23 In Korean Learners/ Special Series

[Special Series – Korean Learners] #1 Charles Montgomery

This is part of an ongoing special series when 1-2 Korean learners/bloggers each week are invited to share their Korean learning journey! It will be nice if you can leave a comment after reading! ^^ To participate in the series, check out this post.


About the guest author:

Charles Montgomery is an English professor in Dongguk University in Seoul. I had the pleasure of meeting him (although for a short while) when I was in Korea! Check out his site and his twitter!

Korean Modern Literature in Translation

Twitter @KTLit

One of the remarkable things about Shanna is that she is using (well, til last
semester) primarily self-study to learn Korean. I, on the other hand, am the living
example of how self-study can be a failure. Which is odd, because in most other
arenas, I am a complete self-studier. When I was a webmaster I learned to code
all alone in my office. When it came to literature, I just sat in my office, coffee
shops, bars and at home, and read. But with language? I am not a self-studier.

I came to Korea over three years ago, and my Korean is still shameful. Prior to
leaving I took a few months of Korean at a hagwon in Sunnyvale California, but
its classes were inconveniently scheduled, and I had a more than full time job. So
when I got to Korea, I could say ‘hello’ and ‘thank you’ and that was about it.

I did quickly learn to say “Cass 오백 씨씨 주세요!” but that was about it. So, I
bought a Korean textbook and brought it to my little apartment. I opened it
once, diligently worked away at the first chapter, memorized about 15 words,
then tossed the book on my desk until “the next time.”

The next time was about 10 days later, I could remember none of the vocabulary
I had ‘memorized,’ and the work I had done looked like hieroglyphics. So, I
plunged in once more, and with three phrases memorized (“nice to meet you for
the first time”/ 만나서 반갑습니다 and “goodbye” in two forms depending on
who was departing 안녕히 계세요/ 안녕히 가세요). I then marched out into the
world and tried to practice my exciting new knowledge.

Alas, this turned out to be harder than I thought. As it turned out, I worked
primarily with English speakers (except in the classroom) and even when I met
Koreans, it was incredibly artificial to try to force my phrases into conversation.
I mean, how often did I really meet someone for the first time? So I might learn
a few phrases, but I could rarely use them, practice pronunciation, or learn what
the responses to them might be.

I was also in Daejeon, which I will just say, trying to be polite, is not that
cosmopolitan, and the natives seemed to have no interest at all in my cruddy
Korean. So, I buckled down to reading translated Korean literature, which
became my little window on the culture (did I mention my blog at www.ktlit.com
is all about modern Korean literature? Well, now I have.^^)

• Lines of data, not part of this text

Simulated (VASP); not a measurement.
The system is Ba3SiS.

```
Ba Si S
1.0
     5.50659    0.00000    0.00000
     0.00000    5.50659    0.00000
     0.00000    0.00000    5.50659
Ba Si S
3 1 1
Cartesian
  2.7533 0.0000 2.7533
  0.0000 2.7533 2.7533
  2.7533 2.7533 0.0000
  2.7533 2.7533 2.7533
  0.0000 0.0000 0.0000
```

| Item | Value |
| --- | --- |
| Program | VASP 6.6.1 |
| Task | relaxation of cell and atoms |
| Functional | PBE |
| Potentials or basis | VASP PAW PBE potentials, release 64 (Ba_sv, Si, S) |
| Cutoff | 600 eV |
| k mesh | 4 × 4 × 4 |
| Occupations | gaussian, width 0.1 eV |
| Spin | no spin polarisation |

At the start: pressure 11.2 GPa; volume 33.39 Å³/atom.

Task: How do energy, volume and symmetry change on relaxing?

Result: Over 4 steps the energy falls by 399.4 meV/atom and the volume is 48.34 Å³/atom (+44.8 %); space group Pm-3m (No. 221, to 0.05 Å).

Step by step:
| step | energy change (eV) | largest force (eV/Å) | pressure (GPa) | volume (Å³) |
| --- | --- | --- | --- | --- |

Next year, I moved to Seoul and repeated the textbook/desk/real-world cycle
about three times.

Even when I did sit down with the textbook, I found that I was easily dis— hey,
did you know that you can find streaming NFL games on the internet? And I
wonder what my friend Martin is doing right now? Hmmm… do I want a snack? –
— tracted.

And when I went out to practice my Korean, I ran into several problems. The first
was that I still only had this list of artificial phrases to use, and they were rarely
relevant to events in life. I could scarcely use them in real situations. The second
problem was where I worked, in the English Interpretation and Translation Department at Dongguk University. The professors and students I worked with
were all effusive in offers to help me, but their English was simply too good for
this to work out. Everyone in my division is an excellent English speaker and
when my Korean faltered, they would just code-switch and, bang(!), we’d be back
in English.

As it turned out, cabbies and restaurants DID want to engage me (the lure of easy
돈!) so like many expats, I did self-learn taxi-Korean and some restaurant-

On occasion I took a tutor, but fitting them into my schedule was difficult and
they were expensive. In addition, many of them didn’t really seem to have taught
before, and this meant a lot of time was wasted.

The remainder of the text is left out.